The present situation.-Thirty States report a great variety of activities more or less consciously directed to provide opportunities for growth for administrative personnel. These can be summarized in a rough order of frequency as follows: Administrative conferences and discussion groups for superintendents and principals held annually or more frequently, State-wide, county-wide, district or regional; curricular and instructional study programs, State-wide or local; study groups, superintendents, principals; self-evaluation plans, superintendents, principals; through relations with graduate schools for special courses; summer schools conducted by State departments; State-wide cooperative teacher education programs; schools for bus drivers, janitors, county superintendents; school visitation and conferences with administrators and school-board members.

Opportunities for administrators to participate in creative educational activities with groups outside their own organizations were reported by 27 States. The number of different groups checked, among the 6 listed, varied very much from State to State. Only 5 States checked all groups. The group checked by the lowest number of States (7) was the "pupil" group. Only one State specified the kind of participation involved with a pupil group.

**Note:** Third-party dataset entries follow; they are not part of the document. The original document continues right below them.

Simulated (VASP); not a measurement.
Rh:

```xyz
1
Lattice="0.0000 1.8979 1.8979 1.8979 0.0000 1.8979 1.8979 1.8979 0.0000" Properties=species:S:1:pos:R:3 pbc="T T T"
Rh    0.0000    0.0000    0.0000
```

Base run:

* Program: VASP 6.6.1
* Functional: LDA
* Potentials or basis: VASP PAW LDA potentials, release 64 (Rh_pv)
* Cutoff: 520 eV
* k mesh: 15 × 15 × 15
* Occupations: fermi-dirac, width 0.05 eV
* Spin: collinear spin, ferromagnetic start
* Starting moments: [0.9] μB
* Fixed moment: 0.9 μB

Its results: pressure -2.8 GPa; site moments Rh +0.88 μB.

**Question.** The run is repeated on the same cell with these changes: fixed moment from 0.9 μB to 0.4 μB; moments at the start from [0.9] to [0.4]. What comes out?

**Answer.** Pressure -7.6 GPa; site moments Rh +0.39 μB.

Suggestions and implications.—Implicit or expressed in statements filed by the majority of the States is a conviction that professional growth on the part of administrators is most effectively stimulated through group participations in activities closely related to the challenges of the job as viewed locally or in terms of broad State-wide purposes and plans. In those States where progress seems most apparent it is clear that an effort is made to broaden materially the base of participation in educational study and planning activities to include all interested groups, lay and professional youth and adult. This trend makes relevant and important the first suggestion offered here: 1. Increasing efforts should be directed to helping administrators materially to widen their contacts within and beyond the local situations in which they operate.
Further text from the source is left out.